Sea Stories

Spanish Skipper Who Saved an Armada

Never forgotten was the drama as the Palm Line freighter Enugu Palm after finally answering the wheel skimmed by a metre or two a row of ocean-going freighters moored at the port’s quays. A second’s delay on the part of Captain Inés would have led to one of the worst shipping disasters in African history.

Had it not been for the quick thinking of the skipper several freighters moored at the Ivory’s Coast Port of Abidjan would have been devastated.

Palm Line, a British-owned shipping company, plied 5,000 miles West Africa’s seaboard. In the early 1960s, the company’s commodore was Spanish Captain Inés, whose hands-on character was legendary. He never suffered fools so I got on perfectly well with him.

Palm Line vessels were specially designed to negotiate the sand bars of the African creeks that otherwise excluded entry to liners that might otherwise bring trade to communities located to the Dark continent’s interior.

The Port of Abidjan on the Ivory Coast, however, is a modern port. Having picked up the pilot at the port’s approaches, Captain Inés, in accordance with the protocol, surrendered control of the Enugu Palm to the pilot. The local pilot’s knowledge of the port is essential for safe mooring.

On this occasion, it soon became self-evident that all was not quite right. The recently boarded pilot was blind drunk and quite incapable of riding a bicycle let alone a fast-moving ocean liner in the narrow confines of a port.

The Enugu Palm did successfully negotiate the port’s Vridi Canal without colliding with its palm thronged banks. As an 18-year-old Ordinary Seaman standing at the ship’s wheel I was best placed to see the unfolding drama as the pilot inexplicably instructed the engine room to full ahead. After all, we were now approaching a lengthy quay along which several freighters were moored.

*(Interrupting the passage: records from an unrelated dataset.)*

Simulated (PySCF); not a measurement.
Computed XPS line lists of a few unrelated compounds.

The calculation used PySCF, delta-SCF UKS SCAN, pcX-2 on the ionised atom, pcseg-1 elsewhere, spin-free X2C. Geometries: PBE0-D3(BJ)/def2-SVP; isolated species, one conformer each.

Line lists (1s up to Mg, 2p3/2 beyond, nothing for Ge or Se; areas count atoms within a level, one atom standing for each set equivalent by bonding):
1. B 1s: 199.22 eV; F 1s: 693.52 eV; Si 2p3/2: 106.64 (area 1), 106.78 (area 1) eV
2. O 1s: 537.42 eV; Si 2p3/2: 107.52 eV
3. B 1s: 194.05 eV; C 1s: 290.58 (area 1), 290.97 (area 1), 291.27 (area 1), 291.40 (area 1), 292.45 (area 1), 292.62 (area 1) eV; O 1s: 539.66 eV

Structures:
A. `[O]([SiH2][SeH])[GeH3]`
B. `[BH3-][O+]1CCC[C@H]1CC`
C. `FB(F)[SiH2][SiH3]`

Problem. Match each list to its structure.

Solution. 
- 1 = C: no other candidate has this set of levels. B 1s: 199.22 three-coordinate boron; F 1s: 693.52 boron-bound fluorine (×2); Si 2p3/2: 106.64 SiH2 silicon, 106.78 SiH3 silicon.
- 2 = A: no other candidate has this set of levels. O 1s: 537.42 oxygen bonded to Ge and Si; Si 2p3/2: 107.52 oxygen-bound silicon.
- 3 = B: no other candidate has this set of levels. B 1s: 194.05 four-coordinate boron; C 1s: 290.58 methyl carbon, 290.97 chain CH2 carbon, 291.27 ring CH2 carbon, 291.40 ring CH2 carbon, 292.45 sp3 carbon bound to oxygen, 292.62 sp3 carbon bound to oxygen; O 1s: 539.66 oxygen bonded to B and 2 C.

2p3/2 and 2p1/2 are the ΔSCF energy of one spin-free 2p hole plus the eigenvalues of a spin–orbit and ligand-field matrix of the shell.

Riveted, I watched the expression of growing alarm on the face of Captain Inés. Racing at full speed, about 18 kilometres per hour, the Enugu Palm’s bow was clearly destined to cleave the nearest moored freighter in two. I must have been the only British sailor ever to witness a port pilot being roughly cursed and physically shouldered aside as a ship’s captain resumed control of his doomed laden ship.

Rushing to the telegraph, bells clanged alarmingly as Captain Inés swung the lever to Full Astern. Simultaneously, he ordered me to swing the wheel hard to port. The rest was down to fate. Unlike a car, a ship can travel a long way before it responds to a change of command.